I agree on this one. I remember with a smile (yes, I do smile right now while typing) that I had a flowchart for the first Red Mage spells and how/when to get into melee and all that. Now it's all muscle memory. I also yelled in joy when reaching level 54 and the Vercure icon sneaked into my skillset without my notice. A couple of days later, when I learned when to use Vercure without losing much DPS but still override my mistakes/healer issues, the sexy Verraise icon found its place above Vercure. The same with Jolt, Jolt II and impact. My Lalafell literally learned how to get better at red magic, and it felt so good. Instant full skillbar or within 2 days? Lame. And anti-climactic. And not very logical lore-wise.
However, the very first dungeons often have a weird skill problem when you lack a finisher. E.g. on Red Mage again, I often can Corps-A-Corps, but not Replacement. So I dash in, do my one-skill melee rotation and then...back up by walking.
Maybe they should trickle feed skills but in reasonable bunches/sets that make sense.

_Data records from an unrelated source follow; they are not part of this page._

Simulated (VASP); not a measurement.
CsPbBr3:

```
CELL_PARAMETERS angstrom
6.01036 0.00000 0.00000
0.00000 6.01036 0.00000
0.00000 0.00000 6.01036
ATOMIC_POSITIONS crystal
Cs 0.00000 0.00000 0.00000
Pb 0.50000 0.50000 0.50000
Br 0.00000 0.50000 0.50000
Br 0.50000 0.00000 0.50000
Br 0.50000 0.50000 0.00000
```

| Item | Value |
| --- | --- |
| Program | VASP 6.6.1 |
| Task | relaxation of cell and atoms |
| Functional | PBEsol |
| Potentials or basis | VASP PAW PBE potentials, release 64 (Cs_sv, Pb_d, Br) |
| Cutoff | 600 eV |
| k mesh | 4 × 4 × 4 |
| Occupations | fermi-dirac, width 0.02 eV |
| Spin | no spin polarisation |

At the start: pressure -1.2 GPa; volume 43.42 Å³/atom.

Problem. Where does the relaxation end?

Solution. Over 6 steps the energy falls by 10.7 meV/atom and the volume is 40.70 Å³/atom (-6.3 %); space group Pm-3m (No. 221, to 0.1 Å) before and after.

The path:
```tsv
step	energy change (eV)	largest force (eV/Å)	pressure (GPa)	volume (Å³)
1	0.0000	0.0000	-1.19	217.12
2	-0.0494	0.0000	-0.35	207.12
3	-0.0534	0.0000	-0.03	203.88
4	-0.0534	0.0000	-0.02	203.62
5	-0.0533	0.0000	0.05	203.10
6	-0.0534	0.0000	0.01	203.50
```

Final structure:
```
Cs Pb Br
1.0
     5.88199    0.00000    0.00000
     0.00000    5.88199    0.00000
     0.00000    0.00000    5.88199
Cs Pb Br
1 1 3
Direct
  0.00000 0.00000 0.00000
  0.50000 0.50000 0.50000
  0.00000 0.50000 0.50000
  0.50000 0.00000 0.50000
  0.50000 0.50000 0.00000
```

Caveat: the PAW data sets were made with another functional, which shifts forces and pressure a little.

As healer, I think it's even more important to realise you start with small, single-target spells and then you get a small AoE heal. Now you will learn about emnity, mana cost etc. and why you whould use which spell in what situation. So many White Mages out there that AoE spam to heal up a party and I can watch the emnity shift with every cast - instead of single-target healing us which is much safer. At this point I often think that these people just bought potions and rushed/skipped the learning process you talk about. Before we could control our faeries better, there were so many Scholars that had their Eos/Selene on auto-pilot and the first encounter made her AoE heal. Because they probably never knew they can actually stop that. But how was that important? Because when you are limited in skills, you are happy with the little what you have.